Having joined BNI soon after starting my business in 2006 I kept hearing the designer in the chapter referring to how everything you do is your brand, or that it was important to stand out. Intrigued, I had become a client of the agency and undergone “branding”. Yet here I was a few years later unsure what ‘brand’ meant. I asked a group of entrepreneurs in a Facebook group what they understood by the word, and got a host of different responses. I also sought out definitions in respected textbooks.
Over the years, I’ve read many books on branding and heard many people refer to it. The word is bandied around quite a lot, and yet most people are largely unaware of what it actually means.
A brand is actually one of the most valuable intellectual property rights a successful business can have. In fact, most business assets such as the brand are largely digital and intangible in the 21st century. Much of the work that a creative agency does when “branding” a business involves creating intellectual property assets which the business should own. However, unless there is the right written agreement between an agency and its clients the client will not own the IP assets.
It makes sense that a 21st century approach to branding should be an IP led activity so a lawyer can, among other things, ensure the agreement with the design agency protects the client. Brand creation should not be a design led activity.
I’ve decided to write a book on the subject, but I don’t want to just add to the noise around brand and branding. I want to discover what really moves the needle in branding, so that my book can truly enlighten readers and act as a guide for them. My starting point for this, has been Byron Sharp’s research, which is all about evidence-based marketing, as detailed in his book How Brands Grow.
The result of research conducted by Byron Sharp and his team with the world’s top brands at the Ehrenberg-Bass Institute, University of South Australia indicates that our existing preconceptions about increasing the loyalty to our brands is misguided. He found that all brands have a lot of buyers who only buy them infrequently. Even the Apples and Harley Davidsons have a lot of light users who buy other brands more than they buy them.
Those brands with a smaller market share have less market share, largely because fewer people know about them to buy them. The people who do buy them are less loyal and buy them less often. They devote less of their whole category buying to them. Consequently, the brand has fewer loyal customers.
The normal assumptions are that niche brands have a very loyal customer base, albeit small. However, it seems from the research that you can’t grow by selling to your existing customer base. You need to find new customers.

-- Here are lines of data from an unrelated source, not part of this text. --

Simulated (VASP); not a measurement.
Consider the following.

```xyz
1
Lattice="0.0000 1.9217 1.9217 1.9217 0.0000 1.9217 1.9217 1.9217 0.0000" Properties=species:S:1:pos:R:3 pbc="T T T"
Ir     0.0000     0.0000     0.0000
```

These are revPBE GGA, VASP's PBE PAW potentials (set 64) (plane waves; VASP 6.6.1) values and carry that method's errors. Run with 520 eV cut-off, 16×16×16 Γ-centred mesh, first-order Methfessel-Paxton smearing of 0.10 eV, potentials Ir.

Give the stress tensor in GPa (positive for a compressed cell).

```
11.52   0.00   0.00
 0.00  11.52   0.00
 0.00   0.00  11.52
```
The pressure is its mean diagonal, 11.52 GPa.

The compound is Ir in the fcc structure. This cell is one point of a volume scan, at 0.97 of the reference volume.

I’m still working out how to apply the research to service businesses, but the implication seems to be that branding is terribly important – not for building deep emotional connections with consumers, as is generally thought, but in the battle for attention. Consumers are very busy with other things, which is why they don’t fall in love with brands. They’re very happy to be loyal to a repertoire of brands. Even heavy category buyers don’t buy all the brands that are on the market. They keep returning to some favourites. They’re happy to be loyal. To do that they have to recognise the brand, notice the brand. The key in other words, is that brand has to be present wherever the consumer is looking to buy.